Cucumbers
Cucumbers were thought to originate over 10,000 years ago in southern Asia. Early explorers and travelers introduced this vegetable to India and other parts of Asia. It was very popular in the ancient civilizations of Egypt, Greece and Rome, whose people used it not only as a food but also for its beneficial skin healing properties. Greenhouse cultivation of cucumbers was originally invented during the time of Louis XIV, who greatly appreciated this delightful vegetable. The early colonists introduced cucumbers to the United States.

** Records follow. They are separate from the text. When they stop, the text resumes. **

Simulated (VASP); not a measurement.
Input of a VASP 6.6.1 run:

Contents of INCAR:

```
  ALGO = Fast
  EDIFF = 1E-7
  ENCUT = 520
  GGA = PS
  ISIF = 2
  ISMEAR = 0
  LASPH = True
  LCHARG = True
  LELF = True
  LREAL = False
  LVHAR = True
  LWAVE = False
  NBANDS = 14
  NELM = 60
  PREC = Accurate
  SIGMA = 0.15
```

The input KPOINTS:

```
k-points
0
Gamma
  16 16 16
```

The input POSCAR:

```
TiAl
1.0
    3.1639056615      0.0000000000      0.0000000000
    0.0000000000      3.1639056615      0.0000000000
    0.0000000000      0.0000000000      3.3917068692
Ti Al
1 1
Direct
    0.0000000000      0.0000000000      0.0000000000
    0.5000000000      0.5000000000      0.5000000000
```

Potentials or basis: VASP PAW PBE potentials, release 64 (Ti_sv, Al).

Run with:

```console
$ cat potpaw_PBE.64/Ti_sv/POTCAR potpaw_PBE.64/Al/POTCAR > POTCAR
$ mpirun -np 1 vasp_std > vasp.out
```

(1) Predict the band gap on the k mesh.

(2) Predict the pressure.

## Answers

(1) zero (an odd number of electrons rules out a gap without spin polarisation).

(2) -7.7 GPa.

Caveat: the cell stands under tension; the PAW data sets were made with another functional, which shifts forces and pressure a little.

The flesh of cucumbers is primarily composed of water but also contains ascorbic acid (vitamin C) and caffeic acid, both of which help soothe skin irritations and reduce swelling. Cucumbers’ hard skin is rich in fiber and contains a variety of beneficial minerals including silica, potassium and magnesium.
Cucumber Recipes
A few quick serving ideas:
* Use half-inch thick cucumber slices as petite serving “dishes” for chopped vegetable salads.
* Mix diced cucumbers with sugar snap peas and mint leaves and toss with rice wine vinaigrette.
* For refreshing cold gazpacho soup that takes five minutes or less to make, simply purée cucumbers, tomatoes, green peppers and onions, then add salt and pepper to taste.
* Add diced cucumber to tuna fish or chicken salad recipes.
Tzatziki (Greek Yogurt and Cucumber Sauce)
3 cups Greek Yogurt (or regular plain yogurt, strained)
juice of one lemon (about 3 Tbs.)
1 garlic clove, chopped
2 medium cucumbers, seeded and diced
about 1 Tbs. salt for salting cucumbers
1 Tbs. finely chopped fresh dill (can substitute mint leaves for a slightly different version)
Kosher salt and fresh ground black pepper to taste
If you don’t have Greek yogurt, strain plain yogurt. Peel cucumbers, then cut in half lengthwise and take a small spoon and scrape out seeds. Discard seeds. Slice cucumbers, then put in a colander, sprinkle on 1 T salt, and let stand for 30 minutes to draw out water. Drain well and wipe dry with paper towel.
In food processor with steel blade, add cucumbers, garlic, lemon juice, dill, and a few grinds of black pepper. Process until well blended, then stir this mixture into the yogurt. Taste before adding any extra salt, then salt if needed. Place in refrigerator for at least two hours before serving so flavors can blend. (This resting time is very important.)
This will keep for a few days or more in the refrigerator, but you will need to drain off any water and stir each time you use it.